- 1 kg chicken drumsticks, without skin and bone.
- 15 ml (1 tbsp) honey
- 7.5 ml (1½ t) paprika
- 45 ml (2 tbsp) olive oil
- salt and pepper
- 1 green chili, finely chopped
- 75 g peanuts, lightly toasted
- 30 ml (1 tbsp) sweet chili sauce
- 250 ml (1 c) coconut cream
- 60 ml (¼ c) soy sauce
- 30 ml (2 tbsp) peanut butter
- 10 ml (2 tsp) hemp seed
1 Place the chicken drumsticks in a medium mixing bowl, season with salt and pepper, add the honey, pepper and 30 ml of olive oil and rest aside for 30 minutes.
2 Mix the remaining 15 ml olive oil and chili in a small bowl.
3 Heat the peanut, sweet chili sauce, coconut cream, soy sauce, peanut butter and hemp seed in a saucepan over medium heat until boiling. Remove from heat and set aside.
4 Thread the chicken on 6 kebab skewers and cook in a griddle pan over high heat for 10 minutes or until golden brown.
5 Coat the chicken with green chili oil and fry for 2 minutes on each side or until done.
6 Serve the chicken kebabs with peanut sauce with ancient grain salad.
Ancient grain salad
This salad is super nutritious! We bought butternut noodles and added it to the salad.
- 500 g butternut, cubed
- 2 yellow peppers, halved and seeded
- 30 ml (2 tbsp) olive oil
- salt and pepper
- 250 g baby carrots
- 2 maize kernels cut from the cob
- 100 g freekeh (cereal food made from green durum wheat, cook it for 40-45 min in 3 cups salted water)
- 100 g bulgur (let the bulgur soak for 30 min in 1 cup salted boiling water)
- 100 g pearl spelt (also known as dinkel wheat, or hulled wheat, is a species of wheat cultivated since 5000 BC). Cook for 40-45 min in 3 cups salted water
- 100 g quinoa (cook for 15-20 min in 1 cup salted water)
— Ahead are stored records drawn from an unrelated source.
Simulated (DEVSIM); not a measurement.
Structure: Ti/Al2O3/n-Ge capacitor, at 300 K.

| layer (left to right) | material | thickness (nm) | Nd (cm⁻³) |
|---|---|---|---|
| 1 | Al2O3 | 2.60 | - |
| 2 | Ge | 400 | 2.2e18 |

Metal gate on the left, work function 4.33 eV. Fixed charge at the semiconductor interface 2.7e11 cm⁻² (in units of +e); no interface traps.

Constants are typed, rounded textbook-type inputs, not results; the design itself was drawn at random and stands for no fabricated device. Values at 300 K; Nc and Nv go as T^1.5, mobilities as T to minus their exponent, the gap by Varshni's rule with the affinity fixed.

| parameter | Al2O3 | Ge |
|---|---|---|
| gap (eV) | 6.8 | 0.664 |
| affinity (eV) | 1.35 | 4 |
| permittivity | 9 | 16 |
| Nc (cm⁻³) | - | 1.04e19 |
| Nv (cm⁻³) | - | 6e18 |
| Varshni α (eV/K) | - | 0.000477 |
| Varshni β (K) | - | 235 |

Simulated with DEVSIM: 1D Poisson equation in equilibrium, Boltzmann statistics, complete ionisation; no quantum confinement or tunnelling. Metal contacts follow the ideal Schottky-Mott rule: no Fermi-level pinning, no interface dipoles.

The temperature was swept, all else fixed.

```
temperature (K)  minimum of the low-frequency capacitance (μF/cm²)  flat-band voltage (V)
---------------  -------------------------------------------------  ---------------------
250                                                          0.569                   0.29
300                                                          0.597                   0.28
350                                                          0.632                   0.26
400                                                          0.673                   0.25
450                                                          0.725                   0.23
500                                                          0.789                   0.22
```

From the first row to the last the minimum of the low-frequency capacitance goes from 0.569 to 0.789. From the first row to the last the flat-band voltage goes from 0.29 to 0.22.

- 5 spring onions, finely sliced
- hand full of basil
- hand full of mint
- hand full of coriander
- 1 red onion, finely chopped
- 60 ml (¼ c) white wine vinegar
- 30 ml (2 tbsp) wholegrain mustard
- 5 ml (1 t) honey
- 3 cloves garlic, chopped
- 250 ml (1 c) olive oil
Mix all ingredients and season with salt and black pepper
Preheat the oven to 200 ° C.
1 Put the butternut and yellow peppers in a baking dish, sprinkle 15 ml olive oil and season with salt and black pepper.
2 Bake for 20 minutes.
3 Put the baby carrots and corn kernels in the remaining olive oil and bake for another 15-20 minutes.
4 Combine the roasted vegetables, freekeh, bulgur, pearl spelt, quinoa, chives, basil, mint, cilantro and onion in a large bowl.